In 1992, while working on assignment for the Spanish-language magazine Más, photographer John Dyer captured a star on the rise. Fresh off the success of her breakthrough album Entre a Mi Mundo, 21-year-old singer Selena Quintanilla was poised to take her regional success in Texas and Northern Mexico to the next level. Dressed in her signature bustier, gold hoops, and black high-waisted pants, the Texan took to the red curtain backdrop, basking in the glow of a spotlight with the same magnetism she radiated on stage. In that moment, it became immediately clear to Dyer why people were drawn to her.
Just two years later, when Dyer was on assignment for Texas Monthly, Selena was a Grammy Award-winning artist who had shattered sales records for Tejano artists; her 1994 album, Amor Prohibido, reached quadruple platinum status. When Dyer met with Selena this time, at San Antonio’s Majestic Theatre, she carried a subdued energy with her and seemed visibly exhausted from constant touring.
Now, 25 years after her sudden death, a selection of photos from Selena’s shoots with Dyer are being shown publicly for the first time, as part of the McNay Art Museum’s “Selena Forever/Siempre Selena” exhibit. On view through July 5th, the photos were originally meant to be part of the museum’s current “Fashion Nirvana” exhibit, but curators decided to expand it into its own show once they saw the images.
Five photographs (as well as a digital slideshow) are exhibited inside the Pat and Tom Frost Octagon—an intimate part of the museum that feels almost like a chapel erected in the late singer’s honor. “When I walked in one day, I met a woman who told me she couldn’t even look at one of the photos anymore because it brought up too many emotions,” Dyer said. “There were people in tears the day it opened. There’s still so much emotion there all these years later, and I can’t explain that. Selena represents something very powerful to a lot of people.”
Dyer gave Texas Monthly a behind-the-scenes glimpse of what it was like to work with the Queen of Tejano.
"When you’re a photographer, you always have to take some time to get to know your subject and make them feel at ease," he says. "There’s a ritual that happens there as you’re getting to know each other and finding a level of comfort to get the job done. Selena was extremely comfortable and confident in herself—not at all camera shy. We got working together very quickly and shot for probably eight or nine hours, but it felt like time just flew by. She was full of life, an absolute free spirit who was just funny and enthusiastic."
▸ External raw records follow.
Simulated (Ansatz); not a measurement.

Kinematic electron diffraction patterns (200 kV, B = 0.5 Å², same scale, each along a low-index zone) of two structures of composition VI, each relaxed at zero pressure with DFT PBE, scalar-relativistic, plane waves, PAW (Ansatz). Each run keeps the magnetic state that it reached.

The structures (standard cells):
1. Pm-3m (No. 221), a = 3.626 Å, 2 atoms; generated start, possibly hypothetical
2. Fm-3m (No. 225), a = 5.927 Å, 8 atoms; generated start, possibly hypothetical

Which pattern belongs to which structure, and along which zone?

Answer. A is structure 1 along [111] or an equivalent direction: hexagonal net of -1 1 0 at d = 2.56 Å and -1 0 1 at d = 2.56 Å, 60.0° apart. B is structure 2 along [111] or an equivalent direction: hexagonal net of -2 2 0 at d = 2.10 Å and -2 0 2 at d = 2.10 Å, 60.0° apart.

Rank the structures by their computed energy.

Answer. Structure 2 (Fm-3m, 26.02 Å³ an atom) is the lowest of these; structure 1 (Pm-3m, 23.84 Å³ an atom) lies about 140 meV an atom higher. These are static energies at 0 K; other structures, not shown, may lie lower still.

"Originally, we wanted to get some shots of her without makeup, and I don’t recall who insisted that it wasn’t going to happen, but the implication was that she not appear in public without a certain kind of makeup look on," Dyer recalls. "I kind of regretted not pushing back more. This shoot was in 1994, and by that time she had been through the celebrity meat grinder. She had just come from a couple of days of shooting and I could tell she was just exhausted. Those photos show a much more pensive, quiet Selena."
"This is rare, but almost every shot I got was a keeper," Dyer says. "There are times that you shoot and you wonder if you have anything by the end, but it wasn’t like that. I got everything because of how incredibly photogenic she was. Because of her performing, she was very aware of how she came across. The camera just loved her."
"She drove up to my studio in a little red hatchback," he remembers. "She must have had every outfit she owned in there, because it took three of us to bring everything in. It was different hats, bustiers, and boots, and I just kind of let her do her thing and run with it. She had designed a lot of the outfits herself, so I let her direct that part."
"We were on the mezzanine at the Majestic, one of my favorite places in the whole world," he says. "There’s a beautiful light coming through a stained glass window. I was shooting on film, so I chose daylight. I knew the shots would be very warm, but there was a blue light coming through the stained glass—I think it added a lot."